BEIJING – In new stifling restrictions on China’s Muslims in the holy month of Ramadan, Muslim officials and students in the northwestern region of Xinjiang have been banned from fasting during the dawn-to-dusk month.

“The county committee has issued comprehensive policies on maintaining social stability during the Ramadan period,” read a statement from Zonglang township in Xinjiang’s Kashgar district cited by Agence France-Presse (AFP) on Wednesday, August 1.

“It is forbidden for Communist Party cadres, civil officials (including those who have retired) and students to participate in Ramadan religious activities.”

The statement, posted on the Xinjiang government website, urged party leaders to bring “gifts” of food to local village leaders to ensure that they were eating during Ramadan.

Similar orders on curbing Muslims from participating in Ramadan activities were also posted on other local government websites.
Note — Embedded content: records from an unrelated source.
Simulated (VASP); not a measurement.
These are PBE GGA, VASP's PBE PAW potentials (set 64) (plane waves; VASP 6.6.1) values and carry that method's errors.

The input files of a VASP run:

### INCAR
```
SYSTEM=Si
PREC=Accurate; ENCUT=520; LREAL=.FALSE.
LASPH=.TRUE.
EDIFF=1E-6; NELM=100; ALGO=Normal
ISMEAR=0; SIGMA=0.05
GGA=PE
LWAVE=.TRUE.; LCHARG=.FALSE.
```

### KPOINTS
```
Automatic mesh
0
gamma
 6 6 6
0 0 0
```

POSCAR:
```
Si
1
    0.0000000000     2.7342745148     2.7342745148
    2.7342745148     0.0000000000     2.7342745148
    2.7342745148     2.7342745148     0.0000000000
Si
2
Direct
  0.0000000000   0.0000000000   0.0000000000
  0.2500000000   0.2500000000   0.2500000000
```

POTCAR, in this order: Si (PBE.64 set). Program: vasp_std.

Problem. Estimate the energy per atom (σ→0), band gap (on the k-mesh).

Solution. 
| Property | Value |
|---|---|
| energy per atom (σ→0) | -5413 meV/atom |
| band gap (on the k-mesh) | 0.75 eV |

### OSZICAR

A statement posted on the website of the educational bureau of Wensu county called on schools to ensure that students do not enter mosques during Ramadan.

Ramadan, the holiest month in Islamic calendar, began in Xinjiang on July 20.

The orders to curb religious activities were sent out across the region at different times, some before the start of Ramadan and some afterwards.

In Ramadan, adult Muslims abstain from food, drink, smoking and sex between dawn and sunset.

The sick and those traveling are exempt from fasting especially if it poses health risks.

Muslims dedicate their time during the holy month to be closer to Allah through prayers, self-restraint and good deeds.

It is customary for Muslims to spend part of the days during Ramadan studying the Noble Qur’an.

Many men perform i`tikaf (spiritual retreat), spending the last 10 days of the month exclusively in the mosque.

Resistance

The new restrictions have prompted warnings of a new unrest in the Muslims-majority province.

“By banning fasting during Ramadan, China is using administrative methods to force the Uighur people to eat in an effort to break the fasting,” Dilshat Rexit, spokesman of the World Uyghur Congress, said in a statement.

He warned that the restrictions would force “the Uighur people to resist (Chinese rule) even further.”

Xinjiang saw its worst ethnic violence in recent times in July, 2009, when Uighurs attacked members of the nation’s dominant Han ethnic group in the city of Urumqi.

In the following days, mobs of angry Han took to the streets looking for revenge in the worst ethnic violence that China had seen in decades.

The unrest left nearly 200 dead and 1,700 injured, according to government figures. But Uighurs, a Turkic-speaking Muslim minority of ten million, say the toll was much higher and mainly from their community.

China’s authorities have convicted about 200 people, mostly Uighurs, over the riots and sentenced 26 of them to death.

Xinjiang has been autonomous since 1955 but continues to be the subject of massive security crackdowns by Chinese authorities.

Rights groups accuse Chinese authorities of religious repression against Uighur Muslims in the name of counter terrorism.

Muslims accuses the government of settling millions of ethnic Han in their territory with the ultimate goal of obliterating its identity and culture.

Analysts say the policy of transferring Han Chinese to Xinjiang to consolidate Beijing’s authority has increased the proportion of Han in the region from five percent in the 1940s to more than 40 percent now.
Beijing views the vast region of Xinjiang as an invaluable asset because of its crucial strategic location near Central Asia and its large oil and gas reserves.